Assignment 1

In this assignment, you will run code that trains a simple neural language
model on a dataset of sentences that were culled from a large corpus of
newspaper articles so that the culled sentences would have a highly restricted
vocabulary of only 250 words.

First, download all the files associated with the assignment, including the
data file and the matlab code you will need. Put everything in the same
directory and from within matlab, cd to that directory. The files are:

http://www.cs.toronto.edu/~hinton/csc321/matlab/assignment1/4grams.mat
http://www.cs.toronto.edu/~hinton/csc321/matlab/assignment1/bprop.m
http://www.cs.toronto.edu/~hinton/csc321/matlab/assignment1/computeCrossEntropy.m
http://www.cs.toronto.edu/~hinton/csc321/matlab/assignment1/fprop.m
http://www.cs.toronto.edu/~hinton/csc321/matlab/assignment1/loadData.m
http://www.cs.toronto.edu/~hinton/csc321/matlab/assignment1/prepMinibatch.m
http://www.cs.toronto.edu/~hinton/csc321/matlab/assignment1/train.m
http://www.cs.toronto.edu/~hinton/csc321/matlab/assignment1/wordDistance.m
http://www.cs.toronto.edu/~hinton/csc321/matlab/assignment1/zeroOneLoss.m
http://www.cs.toronto.edu/~hinton/csc321/matlab/assignment1/rawSentences.tar.gz

Before you can run the code, you will need to load the data it expects to find
in the workspace. To do that, execute the following command:

>> [trainbatches, validbatches, testbatches, vocab] = loadData(100, 1000);

The line above creates the training, validation, and test data variables as
well as a variable holding the 250 words in the vocabulary. It will load a
training set with 1000 minibatches of 100 cases each.


The model you will train on these data produces a distribution over the next
word given the previous three words as input. Since the neural network will be
trained on 4-grams extracted from isolated sentences, this means that it will
never be asked to predict any of the first three words in a sentence. The
neural network learns a d-dimensional embedding for the words in the vocabulary
and has a hidden layer with numHid hidden units fully connected to the single
output softmax unit. If we are so inclined, we can view the embedding as
another (earlier) hidden layer with weights shared across the three words.

After you have loaded the data, you can set d and numHid like so:
>> d = 8; numHid = 64;
and then run the main training script,
>> train;
which will train the neural network using the embedding dimensionality and
number of hidden units specified.

The training script monitors the cross entropy error on the validation data and
uses that information to decide when to stop training. Training stops as soon
as the validation error increases and the final weights are set to be the
weights from immediately before this increase. This procedure is a form of
"early stopping" and is a common method for avoiding overfitting in neural
network training.

Here is a list of the variables of interest that the train script puts in the 
workspace:

wordRepsFinal - the learned word embedding

repToHidFinal - the learned embedding-to-hidden unit weights

hidToOutFinal - the learned hidden-to-output unit weights

hidBiasFinal - the learned hidden biases

outBiasFinal - the learned output biases

epochsBeforeVErrUptick - the number of epochs of training before validation
error increased. In other words, the number of training epochs used to produce
the final weights above.

finalTrainCEPerCase - The per case cross entropy error on the training set of 
the weights with the best validation error.

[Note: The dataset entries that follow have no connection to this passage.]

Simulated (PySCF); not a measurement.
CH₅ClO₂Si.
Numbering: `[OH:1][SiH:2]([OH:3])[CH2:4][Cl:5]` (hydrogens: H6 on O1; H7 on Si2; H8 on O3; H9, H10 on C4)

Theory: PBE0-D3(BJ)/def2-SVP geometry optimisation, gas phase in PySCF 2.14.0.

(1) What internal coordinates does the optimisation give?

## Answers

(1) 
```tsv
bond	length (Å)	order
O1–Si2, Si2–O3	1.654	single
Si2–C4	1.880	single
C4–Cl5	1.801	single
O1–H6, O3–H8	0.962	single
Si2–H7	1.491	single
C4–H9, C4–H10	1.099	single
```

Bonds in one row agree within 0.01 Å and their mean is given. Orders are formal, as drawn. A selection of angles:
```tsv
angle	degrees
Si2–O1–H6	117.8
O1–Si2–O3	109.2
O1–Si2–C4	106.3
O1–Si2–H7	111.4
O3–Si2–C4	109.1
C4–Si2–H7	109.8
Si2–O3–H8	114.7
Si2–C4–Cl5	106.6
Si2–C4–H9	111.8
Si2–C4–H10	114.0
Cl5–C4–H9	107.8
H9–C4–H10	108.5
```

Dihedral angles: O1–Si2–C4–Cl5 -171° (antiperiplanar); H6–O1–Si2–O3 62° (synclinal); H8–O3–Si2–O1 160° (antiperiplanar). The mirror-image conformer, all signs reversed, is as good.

finalValidCEPerCase - The per case cross entropy error on the validation set 
of the final weights (this will always be the best validation error the 
training script has seen).

finalTestCEPerCase - The per case cross entropy error on the test set of 
the final weights.

You must train the model four times, trying all possible combinations of
d=8,d=32 and numHid=64,numHid=256. You must record the final cross entropy
error on the training, validation, and test sets (stored in the appropriate
variables mentioned above) for each of these runs. You must also record the
number of epochs before a validation error increase (stored in
epochsBeforeVErrUptick) for each of the runs.

Select the best configuration that you ran. The function wordDistance has been
provided for you so that you can compute the distance between the learned
representations of two words. The wordDistance function takes two strings, the
wordReps matrix that you learned (use wordRepsFinal unless you have a good
reason not to) and the vocabulary. For example, if you wanted to compute the
distance between the words "and" and "but" you would do the following (after
training the model of course).

>> wordDistance('and', 'but', wordRepsFinal, vocab)

The wordDistance function simply takes the feature vector corresponding to each
word and computes the L2 norm of the difference vector. Because of this, you
can only meaningfully compare the relative distances between two pairs of words
and discover things like "the word 'and' is closer to the word 'but' than it is
to the word 'or' in the learned embedding." If you are especially enterprising,
you can compare the distance between two words to the average distance to each
of those words. Remember that if you want to enter a string that contains the
single quote character in matlab you must escape it with another single
quote. So the string apostrophe s, which is in the vocabulary, would have to be
entered as
>> '''s'
in matlab.

Compute the distances between a few words and look for patterns. See if you can
discover a few interesting things about the learned word embedding by looking
at the distances between various pairs of words. What words would you expect to
be close together? Are they? Think about what factors contribute to words being
given nearby feature vectors. You can access the vocabulary of words from the 
'vocab' variable and the raw sentences from the file rawSentences.txt.gz

What to hand in: You should hand in, along with the results you were instructed
to record above, some clear, well-written, and concise prose providing a brief
commentary on the results. At most two pages will be graded, so anything beyond
two pages will be ignored during marking.

Here are a few suggestions on what you should comment on, but they are
certainly not exhaustive or meant to limit your discussion. You will be
expected to offer some insights beyond what is mentioned below. The questions
below are merely to help guide your thinking, please make your analysis go
beyond them.  You should give your reasoning about why the d and numHid you
found to be the best actually is the best and how you defined "best". Comment a
bit on everything you were asked to record and also what seemed to be happening
during training. Explain all your observations. What did you discover about the
learned word embedding? Why did these properties of the embedding arise? What
things can cause two words to be placed near each other? What can you say about
overfitting and generalization in light of your results?